Question

A coin is tossed three times in succession. If $E$ is the event that there are at least two heads and $F$ is the event in which first throw is a head, then $P\left(E\right|F)=$

• A. $\frac{3}{4}$
• B. $\frac{3}{8}$
• C. $\frac{1}{2}$
• D. $\frac{1}{8}$

Answer 1

The correct option is A

$\frac{3}{4}$

Explanation for the correct answer:

Step 1: Find the sample space and possible set of outcomes for given events.

We have been given that a coin is tossed three times.

$$\begin{gathered} \Rightarrow S=\{HHH,HHT,HTH,THH,HTT,THT,TTH,TTT\} \\ \Rightarrow n\left(S\right)=8 \end{gathered}$$

Also, we have been given two events.

$E$ : there are at least two heads

$$\begin{gathered} \Rightarrow E=\{HHH,HHT,HTH,THH\} \\ \Rightarrow n\left(E\right)=4 \end{gathered}$$

$F$ : the first throw is a head

$$\begin{gathered} \Rightarrow F=\{HHH,HHT,HTH,HTT\} \\ \Rightarrow n\left(F\right)=4 \end{gathered}$$

Step 2: Find the probability of each event.

$$\begin{gathered} \Rightarrow P\left(E\right)=\frac{n\left(E\right)}{n\left(S\right)} \\ \Rightarrow P\left(E\right)=\frac{4}{8} \\ \Rightarrow P\left(E\right)=\frac{1}{2} \end{gathered}$$

and the probability of the event F would be,

$$\begin{gathered} \Rightarrow P\left(F\right)=\frac{n\left(F\right)}{n\left(S\right)} \\ \Rightarrow P\left(F\right)=\frac{4}{8} \\ \Rightarrow P\left(F\right)=\frac{1}{2} \end{gathered}$$

Step 3: Find the required probability using the formula $\mathit{P}\mathbf{\left(}\mathit{E}\mathbf{\right|}\mathit{F}\mathbf{)}\mathbf{}\mathbf{=}\mathbf{}\frac{\mathbf{P}\mathbf{(}\mathbf{E}\mathbf{\cap }\mathbf{F}\mathbf{)}}{\mathbf{P}\mathbf{\left(}\mathbf{F}\mathbf{\right)}}$.

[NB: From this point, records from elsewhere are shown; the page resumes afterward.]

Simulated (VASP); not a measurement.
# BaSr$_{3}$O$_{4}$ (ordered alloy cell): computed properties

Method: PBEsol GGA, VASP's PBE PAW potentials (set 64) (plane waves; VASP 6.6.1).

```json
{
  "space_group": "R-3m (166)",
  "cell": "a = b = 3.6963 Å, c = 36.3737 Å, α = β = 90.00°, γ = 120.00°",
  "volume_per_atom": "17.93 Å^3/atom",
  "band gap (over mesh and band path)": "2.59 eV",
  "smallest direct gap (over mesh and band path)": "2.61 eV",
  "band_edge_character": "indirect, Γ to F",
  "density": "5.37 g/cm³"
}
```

$$\begin{gathered} \Rightarrow E\cap F=\{HHH,HHT,HTH\} \\ \Rightarrow n(E\cap F)=3 \\ \Rightarrow P(E\cap F)=\frac{n(E\cap F)}{n\left(S\right)} \\ \Rightarrow P(E\cap F)=\frac{3}{8} \end{gathered}$$

Now, the required probability would be,

$$\begin{gathered} \Rightarrow P\left(E\right|F)=\frac{P(E\cap F)}{P\left(F\right)} \\ \Rightarrow P(E\left|F\right)=\frac{{\displaystyle \frac{3}{8}}}{{\displaystyle \frac{1}{2}}} \\ \Rightarrow \mathit{P}\mathbf{\left(}\mathit{E}\mathbf{\right|}\mathit{F}\mathbf{)}\mathbf{}\mathbf{=}\mathbf{}\frac{\mathbf{3}}{\mathbf{4}} \end{gathered}$$

Hence, if $E$ is the event that there are at least two heads and $F$ is the event in which the first throw is a head, then $\mathit{P}\mathbf{\left(}\mathit{E}\mathbf{\right|}\mathit{F}\mathbf{)}\mathbf{=}\frac{\mathbf{3}}{\mathbf{4}}$

Therefore, option (A) is the correct answer.